So I haven't talked about the games I've been playing in a while, so I'll just cover a whole bunch in one go!
Ara Fell Enhanced Edition - This was a blind steam grab, but I really enjoyed it! It's a JRPG, but with some very interesting mechanic changes. Strangely enough, its combat system is only lightly modified versus typical JRPG. Usually that's where the innovation is, ala bravely default. Ara Fell EE instead changes looting, moving to a crafting system for equipment and items. I often do not enjoy crafting systems as they can get quite grindy but, this one avoids that trap very well. It's very low grind and used more for gating than anything else, plus it makes getting potions and other typical useables a lot easier. It's really neat. That being said, it isn't without mechanical changes. It has an ultimate move that builds between fights, very good class system and upgrade pathinig, and the very interesting twist of instant restoration after every fight so you always start fresh. It sounds like not much on paper, but combined, it adds up to a familiar yet unique combat experience that I definitely enjoyed. Anyway, in addition to mechanics, Ara Fell has a good story and some good writing behind it too! Definitely can recommend this one! Also, it has an option to double the speed of battle animations and just, yea, I just left it on. Super nice. Oh, also, I played it on Hard, and was pretty happy with it. A couple of times things got a little tight, but not super difficult otherwise. Pretty satisfying imo.
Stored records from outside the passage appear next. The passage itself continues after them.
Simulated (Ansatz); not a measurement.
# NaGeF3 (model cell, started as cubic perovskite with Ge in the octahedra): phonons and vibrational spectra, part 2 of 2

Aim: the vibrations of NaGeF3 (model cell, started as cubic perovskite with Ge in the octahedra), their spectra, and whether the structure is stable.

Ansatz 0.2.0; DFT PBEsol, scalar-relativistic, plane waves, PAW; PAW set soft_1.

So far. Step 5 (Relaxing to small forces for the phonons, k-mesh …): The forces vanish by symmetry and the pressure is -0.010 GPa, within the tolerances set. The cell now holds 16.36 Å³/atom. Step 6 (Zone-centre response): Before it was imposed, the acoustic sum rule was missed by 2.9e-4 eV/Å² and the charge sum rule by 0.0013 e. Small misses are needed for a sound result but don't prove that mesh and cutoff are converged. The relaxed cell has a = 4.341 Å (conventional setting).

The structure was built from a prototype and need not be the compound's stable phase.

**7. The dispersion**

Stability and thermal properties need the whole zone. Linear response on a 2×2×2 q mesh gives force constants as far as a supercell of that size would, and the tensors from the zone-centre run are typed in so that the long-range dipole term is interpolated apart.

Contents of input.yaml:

Freedom Planet - It's like classic sonic but better, but I don't really care for classic sonic, so... It's fine. Hey, I beat it with one character, which is farther than I've ever gotten in a classic sonic game!
Ace Combat 7 - My first Ace Combat game. I was quite let down. It's combat and flight are fine, though I found it suuuper easy, and the music was pretty alright if a bit generic. But the story, oh gods. "Let's introduce an interesting story and character and focus on them in this cutscene. .... and now we swap to an entirely different story staring the player character, boring mcgeneric, who's flying a plane I guess" *sigh* It had a few little interesting ideas, like the scrap queen and arsenal bird, but it never went anywhere with them. Also did I mention it was stupid easy? Maybe I've just played too much star fox and rogue squadron but it was SO easy. I got bored and didn't finish the game.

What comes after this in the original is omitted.